You don't say what should happen if the comparison fails, but given
$ cat -n UAT1.txt
1 UAT - NODE1,May18;21:00;HIW.ear
2 May18;21:01;O.jar
3 May18;21:01;Com.jar
4 May18;20:59;D.jar
5 May18;21:01;F.jar
then using perl, with the Time::Piece module:
$ perl -MTime::Piece -F';' -pe '
if($. == 1) {
($s,$md) = split(/,/,$F[0]);
$t0 = Time::Piece->strptime($md . $F[1], "%B%d%H:%M");
next
}
$t = Time::Piece->strptime($F[0] . $F[1], "%B%d%H:%M");
die "Timestamp out of order" if $t < $t0;
' UAT1.txt
UAT - NODE1,May18;21:00;HIW.ear
May18;21:01;O.jar
May18;21:01;Com.jar
Timestamp out of order at -e line 8, <> line 4.
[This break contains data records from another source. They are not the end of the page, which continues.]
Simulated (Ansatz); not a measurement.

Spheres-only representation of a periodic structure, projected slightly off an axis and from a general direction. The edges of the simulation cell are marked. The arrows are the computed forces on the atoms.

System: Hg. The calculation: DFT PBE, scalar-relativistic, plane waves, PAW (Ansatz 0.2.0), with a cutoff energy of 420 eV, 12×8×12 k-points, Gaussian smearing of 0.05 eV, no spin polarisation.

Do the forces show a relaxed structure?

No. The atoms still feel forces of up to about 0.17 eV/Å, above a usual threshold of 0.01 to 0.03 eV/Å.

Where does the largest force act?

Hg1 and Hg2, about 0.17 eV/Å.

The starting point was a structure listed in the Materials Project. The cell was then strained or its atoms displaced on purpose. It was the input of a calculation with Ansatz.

Note that it's not clear from your example whether the month specifier should be %B or %b since you happen to have chosen the one month whose English full name and abbreviated name are the same.
You could do something similar with GNU awk (gawk) but you'd need to roll your own strptime using string functions to wrangle the elements into a format suitable for mktime.